Liability to third parties. The discussion on liability of directors towards third parties may be
grouped as under: (a) Liability under the provisions of the Act. (b) Liability for breach of
warranty of authority.
(a) Liability under the Act. The following provisions make directors personally liable to
third parties:
(i) With regard to prospectus. Failure to state any particulars as per the requirements of
s.56 or misstatement of facts in a prospectus renders a director personality liable of
damage to the third party. Section 62 provides that a directors shall be liable to pay
compensation to every person who subscribes for any shares or debentures on the
faith of the prospectus for any loss or damage he may have sustained by reason of
any untrue statement included therein. He may, however, escape liability where he
proves his innocence.
(ii) With regard to allotment. Directors may also incur personal liability for: irregular
allotment, i.e., allotment before minimum subscription is raised or without filing a
copy of the statement in lieu of prospectus [s.71(3)]. - for failure to repay application
money in case of minimum subscription having not been received [s.69(5)]. - for
failure to repay application money when application for listing of securities is not
made or is refused (s.73).
(iii) Unlimited liability. Directors will also be held personally liable to the third parties
where their liability is made unlimited in pursuance of s.322 (i.e., vide memorandum)

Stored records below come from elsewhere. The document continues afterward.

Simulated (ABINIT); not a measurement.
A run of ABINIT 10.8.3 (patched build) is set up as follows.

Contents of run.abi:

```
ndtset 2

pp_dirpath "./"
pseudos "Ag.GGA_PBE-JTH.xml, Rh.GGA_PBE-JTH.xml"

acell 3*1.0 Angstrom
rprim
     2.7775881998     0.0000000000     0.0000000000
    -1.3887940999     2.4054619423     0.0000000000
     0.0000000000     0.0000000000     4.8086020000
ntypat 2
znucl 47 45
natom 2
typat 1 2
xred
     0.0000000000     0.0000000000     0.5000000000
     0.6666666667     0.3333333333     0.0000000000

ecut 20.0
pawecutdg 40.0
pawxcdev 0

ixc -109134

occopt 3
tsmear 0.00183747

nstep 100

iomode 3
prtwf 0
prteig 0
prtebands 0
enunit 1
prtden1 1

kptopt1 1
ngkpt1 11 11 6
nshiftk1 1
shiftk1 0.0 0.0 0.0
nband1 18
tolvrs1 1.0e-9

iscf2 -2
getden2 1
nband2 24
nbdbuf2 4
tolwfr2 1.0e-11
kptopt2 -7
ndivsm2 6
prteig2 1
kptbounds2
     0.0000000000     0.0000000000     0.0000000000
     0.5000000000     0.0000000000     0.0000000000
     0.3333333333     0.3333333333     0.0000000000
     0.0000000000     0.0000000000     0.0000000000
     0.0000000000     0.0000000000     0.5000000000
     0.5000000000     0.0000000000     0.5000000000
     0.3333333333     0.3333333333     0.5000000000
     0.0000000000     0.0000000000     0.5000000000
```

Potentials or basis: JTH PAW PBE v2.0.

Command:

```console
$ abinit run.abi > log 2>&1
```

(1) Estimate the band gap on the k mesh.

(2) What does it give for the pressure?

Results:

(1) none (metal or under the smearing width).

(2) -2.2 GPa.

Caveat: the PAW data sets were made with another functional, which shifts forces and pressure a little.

or s.323 (i.e., vide alteration of memorandum by passing special resolution).
(iv) Fraudulent trading. Directors may also be made personally liable for the debts or
liability of a company by an order of the court under s.542. Such an order shall be
made by the Court where directors have been found guilty of fraudulent trading.
(b) Liability for breach of warranty. Directors are supposed to function within the scope of
their authority. Thus, where they transact business in respect of matters ultra-vires the
company or ultra-vires the Articles, they may be proceeded against personally for any
loss sustained by the third party.
Liability for Breach of Statutory Duties. The Act, imposes numerous statutory duties on the
directors under its various sections. Default in compliance of these duties attracts penal consequences.
For instance, they are liable as ‘officer-in-default’ for default in filing return of allotments (s.75);
for failure to comply with the provisions of the Act relating to issue of redeemable preference
shares or redemption of irredeemable preference shares, etc. (Ss.80, 80A).
Liability for acts of co-directors. A director is the agent of the company and not of the other
members of the Board. Accordingly, nothing done by the Board can impose liability on a
director who did not participate in their action or did not know it. His liability shall not arise
even where he attends the subsequent Board meeting at which minutes recording the wrongful
action of the earlier meeting are confirmed. To incur liability he must either be a party to the
wrongful act or later acquiesce (consent) to it. Thus, the absence of a director from Board meetings
does not make him liable for the fraudulent acts of a co-director on the ground that he ought to
have discovered the fraud.
Where a director is made liable for the acts of co-director he is entitled to contribution from the
other director or co-director who were a party to the wrongful act [Ramskil v. Edwards (1885)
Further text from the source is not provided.